In Algeria, Morocco, and Tunisia, most foreign movies (especially Hollywood productions) are shown dubbed in French. These movies are usually imported directly from French film distributors. The choice of movies dubbed into French can be explained by the widespread use of the French language. Another important factor is that local theaters and private media companies do not dub in local languages in order to avoid high costs, but also because of the lack of both expertise and demand.
Beginning in the 1980s, dubbed series and movies for children in Modern Standard Arabic became a popular choice among most TV channels, cinemas and VHS/DVD stores. However, dubbed films are still imported, and dubbing is performed in the Levant countries with a strong tradition of dubbing (mainly Syria, Lebanon and Jordan). Egypt was the first Arabian country in charge of dubbing Disney movies in 1975 and used to do it exclusively in Egyptian Arabic rather than Modern Standard Arabic until 2011, and since then many other companies started dubbing their productions in this dialect. Beginning with Encanto, Disney movies are now dubbed in both dialects.
China has a long tradition of dubbing foreign films into Mandarin Chinese, starting in the 1930s. While during the Republic of China era Western motion pictures may have been imported and dubbed into Chinese, since 1950 Soviet movies, dubbed primarily in Shanghai, became the main import. Beginning in the late 1970s, in addition to films, popular TV series from the United States, Japan, Brazil, and Mexico were also dubbed. The Shanghai Film Dubbing Studio has been the most well-known studio in the film dubbing industry in China. In order to generate high-quality products, they divide each film into short segments, each one lasting only a few minutes, and then work on the segments one-by-one. In addition to the correct meaning in translation, they make tremendous effort to match the lips of the actors to the dialogue. As a result, the dubbing in these films generally is not readily detected. The cast of dubbers is acknowledged at the end of a dubbed film. Several dubbing actors and actresses of the Shanghai Film Dubbing Studio have become well-known celebrities, such as Qiu Yuefeng, Bi Ke, Li Zi, and Liu Guangning. In recent years, however, especially in the larger cities on the east and south coasts, it has become increasingly common for movie theaters to show subtitled versions with the original soundtracks intact.
Motion pictures are also dubbed into the languages of some of China's autonomous regions. Notably, the Translation Department of the Tibetan Autonomous Region Movie Company (西藏自治区电影公司译制科) has been dubbing movies into the Tibetan language since the 1960s. In the early decades, it would dub 25 to 30 movies each year, the number rising to 60-75 by the early 2010s.Motion pictures are dubbed for China's Mongol- and Uyghur-speaking markets as well.

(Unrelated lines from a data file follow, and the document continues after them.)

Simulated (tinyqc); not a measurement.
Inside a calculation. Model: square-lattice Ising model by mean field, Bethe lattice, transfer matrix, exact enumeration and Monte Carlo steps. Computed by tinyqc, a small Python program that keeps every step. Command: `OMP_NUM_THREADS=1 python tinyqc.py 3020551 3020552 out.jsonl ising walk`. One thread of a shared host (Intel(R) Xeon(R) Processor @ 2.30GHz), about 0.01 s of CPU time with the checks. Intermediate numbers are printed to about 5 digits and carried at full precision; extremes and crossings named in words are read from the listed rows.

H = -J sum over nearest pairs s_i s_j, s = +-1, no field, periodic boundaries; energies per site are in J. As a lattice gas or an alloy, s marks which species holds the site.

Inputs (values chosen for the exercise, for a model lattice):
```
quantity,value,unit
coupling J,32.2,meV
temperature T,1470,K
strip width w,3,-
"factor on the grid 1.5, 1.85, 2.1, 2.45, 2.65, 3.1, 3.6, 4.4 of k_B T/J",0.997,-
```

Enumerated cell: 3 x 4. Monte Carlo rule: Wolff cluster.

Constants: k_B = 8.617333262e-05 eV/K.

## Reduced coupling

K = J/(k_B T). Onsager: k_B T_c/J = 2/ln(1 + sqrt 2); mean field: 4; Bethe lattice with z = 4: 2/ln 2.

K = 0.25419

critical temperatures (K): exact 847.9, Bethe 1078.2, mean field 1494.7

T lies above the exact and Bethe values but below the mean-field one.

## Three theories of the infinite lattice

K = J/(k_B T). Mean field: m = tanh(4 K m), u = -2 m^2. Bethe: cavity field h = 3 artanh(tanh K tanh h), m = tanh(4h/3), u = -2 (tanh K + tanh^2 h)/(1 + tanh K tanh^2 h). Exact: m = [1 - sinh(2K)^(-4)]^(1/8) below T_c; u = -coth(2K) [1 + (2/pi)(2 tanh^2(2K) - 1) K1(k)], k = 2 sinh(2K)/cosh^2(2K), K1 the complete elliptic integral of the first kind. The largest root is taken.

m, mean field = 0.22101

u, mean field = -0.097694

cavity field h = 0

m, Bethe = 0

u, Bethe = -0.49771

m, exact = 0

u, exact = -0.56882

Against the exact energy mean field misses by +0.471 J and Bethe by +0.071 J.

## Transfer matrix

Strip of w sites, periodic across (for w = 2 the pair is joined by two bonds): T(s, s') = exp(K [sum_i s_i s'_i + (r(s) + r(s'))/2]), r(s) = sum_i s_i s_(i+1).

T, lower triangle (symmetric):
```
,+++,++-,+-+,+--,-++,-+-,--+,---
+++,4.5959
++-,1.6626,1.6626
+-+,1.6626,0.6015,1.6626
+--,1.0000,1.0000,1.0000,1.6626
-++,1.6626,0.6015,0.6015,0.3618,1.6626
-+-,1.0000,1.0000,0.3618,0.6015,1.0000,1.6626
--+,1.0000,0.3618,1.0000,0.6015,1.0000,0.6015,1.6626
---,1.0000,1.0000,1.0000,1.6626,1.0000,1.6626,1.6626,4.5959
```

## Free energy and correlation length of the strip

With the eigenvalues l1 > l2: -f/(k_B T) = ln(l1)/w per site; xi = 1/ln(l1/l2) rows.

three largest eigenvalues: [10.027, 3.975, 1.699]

In the 2000s, the dubbing practice has differed depending on the nature and origin of the program. Animations, children's shows and some educational programs on PTS are mostly dubbed. English live-action movies and shows are not dubbed in theaters or on television. Japanese TV dramas are no longer dubbed, while Korean dramas, Hong Kong dramas and dramas from other Asian countries are still often dubbed. Korean variety shows are not dubbed. Japanese and Korean films on Asian movie channels are still dubbed. In theaters, most foreign films are not dubbed, while animated films and some films meant for children offer a dubbed version. Hong Kong live-action films have a long tradition of being dubbed into Mandarin, while more famous films offer a Cantonese version.
Unlike movie theaters in most Asian countries, those in Indonesia show foreign movies with subtitles. Then a few months or years later, those movies appear on TV either dubbed in Indonesian or subtitled. Kids shows are mostly dubbed, though even in cartoon series, songs typically aren't dubbed, but in big movies such as Disney movies, both speaking and singing voice are cast for the Indonesian dub. Adult films are mostly subtitled but sometimes they can be dubbed as well, and because there aren't many Indonesian voice actors, multiple characters might have the exact same voice.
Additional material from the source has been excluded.